Officials went to lengths to specify that the flag flown in front of the Stonewall Inn was not on federal land.

Outside of the Stonewall Inn, in a plot of greenery known as the triangular Christopher Park, sits a flagpole and an LGBTQ+ Pride flag. Ahead of its 2017 installation, activists noted it was the first time a Pride flag had been permanently installed on federal ground. This was made possible by President Barack Obama's designation that Stonewall was a National Monument, the first in the country dedicated to LGBTQ+ rights and history. But according to internal emails, uncovered in a Freedom of Information Act request, the Trump administration worked to distance the federal government from the display.

Todd Willens, previously an assistant deputy secretary in the Interior Department -- now the chief of staff to Interior Secretary David Bernhardt -- wrote an email to another official asking for details from the National Park Service about the location of the flag back in 2017. According to emails viewed by E&E News, the inquiry came after learning the flag was on federal property. It was later determined that though the flag flies in Christopher Park, which the federal government owns, it is technically right outside of the official area.

The flag, which the NPS had purchased, was gifted to the New York City's parks department. By claiming the flag was no longer on federal land, the NPS was distancing the government from the display.

"The feds were washing their hands of the whole project -- it was crazy town; it was shocking," said Ken Kidd, a long time activist who had helped organize the installation ceremony told E&E. "There was a little bit of radio silence, and then, as the emails will attest, the message changed, and then suddenly the flagpole wasn't part of the federal envelope."
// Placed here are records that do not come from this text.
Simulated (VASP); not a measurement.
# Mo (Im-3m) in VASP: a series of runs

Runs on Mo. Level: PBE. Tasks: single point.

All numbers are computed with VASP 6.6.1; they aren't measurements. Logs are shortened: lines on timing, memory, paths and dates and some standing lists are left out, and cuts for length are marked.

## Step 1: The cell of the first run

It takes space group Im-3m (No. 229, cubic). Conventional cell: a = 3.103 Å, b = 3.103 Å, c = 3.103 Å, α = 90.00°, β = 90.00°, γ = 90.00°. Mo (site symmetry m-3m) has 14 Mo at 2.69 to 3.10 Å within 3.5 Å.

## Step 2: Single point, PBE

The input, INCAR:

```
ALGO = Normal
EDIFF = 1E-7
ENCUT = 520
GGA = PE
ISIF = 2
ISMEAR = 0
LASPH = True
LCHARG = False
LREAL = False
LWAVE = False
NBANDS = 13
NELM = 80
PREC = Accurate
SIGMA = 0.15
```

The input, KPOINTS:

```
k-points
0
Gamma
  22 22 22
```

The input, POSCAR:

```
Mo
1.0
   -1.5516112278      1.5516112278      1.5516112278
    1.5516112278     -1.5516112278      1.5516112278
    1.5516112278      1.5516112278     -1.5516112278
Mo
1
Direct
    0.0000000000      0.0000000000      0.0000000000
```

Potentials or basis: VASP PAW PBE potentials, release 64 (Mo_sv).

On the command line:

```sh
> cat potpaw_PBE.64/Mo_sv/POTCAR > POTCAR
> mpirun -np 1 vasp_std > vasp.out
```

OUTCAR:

Not only do emails detail the change but also expected blowback. Bob Vogel, the National Park Service acting deputy director of operations wrote in an email, "Needless to say there is significant concern on how this will transpire with the community." And rightfully so: the move essentially reneged on the earlier decision to respect and underscore the history of queer and trans people in this country. Instead the Trump administration went out of its way to make sure it had distanced itself from one of the most recognizable signs of the community.

The move seems to echo the Trump administration's recent move to reject requests from American embassies around the world to fly the Pride flag. Of course, several embassies, from Vienna, Austria, to Chennai, India, flew the rainbow flags anyway, according to the Washington Post.

In the uncovered emails, no one details explicitly what the issue would be to have the Pride flag be on federal land but not all communications were done over email. "Please keep in mind that this exchange could be subject to a FOIA request in the future," John Warren, a communications chief wrote. Other emails requested government employees and officials call to discuss matters, suggesting that offline conversations were held.

To the casual observer, there would seem to be no difference though. As over six million visitors flood New York City for WorldPride alone, they will see the flag, seemingly on Stonewall, the first gay National Monument, with few knowing the extent to which the Trump administration went to distance itself from the display.